Cell 21 was a starvation chamber. In that chamber, Father Maximillion Kolbe lived for two weeks without food or water, singing hymns with the other prisoners and saying mass every day.

But I didn’t know any of that at the time because I wasn’t part of the tour. So I was shocked when I came upon this cell. For here, in a starvation chamber in the Death Block of Auschwitz, here, at the very end of horror, all of a sudden: Flowers!

Amidst all the grey, all the death, all the sterility and the apathy, against all hope—a simple vase of flowers! I have never wept like I wept in that moment. I fell hard to my knees and I wept the tears I had been longing to weep the entire time, even if I didn’t know it: for they were tears of joy! There was beauty here, too, even here.

At the time, I didn’t know anything about St. Maximilian Kolbe. He introduced himself to me as flowers. But is that not how the saints always meet us? As stars in the night? As the splash of color against a hopeless grey? As hope, as love?

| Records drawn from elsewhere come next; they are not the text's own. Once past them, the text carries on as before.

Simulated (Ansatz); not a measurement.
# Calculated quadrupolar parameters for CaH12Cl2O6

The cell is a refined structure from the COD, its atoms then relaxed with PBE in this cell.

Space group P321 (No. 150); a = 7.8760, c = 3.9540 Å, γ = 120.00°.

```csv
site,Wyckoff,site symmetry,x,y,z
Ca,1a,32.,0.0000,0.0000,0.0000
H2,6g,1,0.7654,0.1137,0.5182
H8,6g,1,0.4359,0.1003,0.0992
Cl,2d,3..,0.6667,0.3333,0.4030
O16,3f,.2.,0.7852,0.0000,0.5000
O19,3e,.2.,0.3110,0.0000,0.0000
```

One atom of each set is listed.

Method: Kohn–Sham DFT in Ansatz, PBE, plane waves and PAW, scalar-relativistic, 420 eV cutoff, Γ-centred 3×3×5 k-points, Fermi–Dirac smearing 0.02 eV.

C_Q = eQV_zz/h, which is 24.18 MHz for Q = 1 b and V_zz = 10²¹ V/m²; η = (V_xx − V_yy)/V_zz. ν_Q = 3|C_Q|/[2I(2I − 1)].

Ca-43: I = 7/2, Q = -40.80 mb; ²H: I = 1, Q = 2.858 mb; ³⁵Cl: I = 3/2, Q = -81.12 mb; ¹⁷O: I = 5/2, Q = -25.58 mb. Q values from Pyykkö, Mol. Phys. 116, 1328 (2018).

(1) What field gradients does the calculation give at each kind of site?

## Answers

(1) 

I cannot imagine a more fitting memorial for a saint, for the martyr whom Pope St. John Paul II called “The Saint of our Difficult Century,” than this simple vase of living flowers in a museum of death. This is love exalted upon the cross!

I cannot say that I left Auschwitz with a deeper understanding of death, despair and hopelessness. But I did leave with a deeper understanding of life, and hope, and love. I learned that a single living flower is more enduring than the entire Nazi machine of death; for death will die—and indeed, it has died—while love endures forever.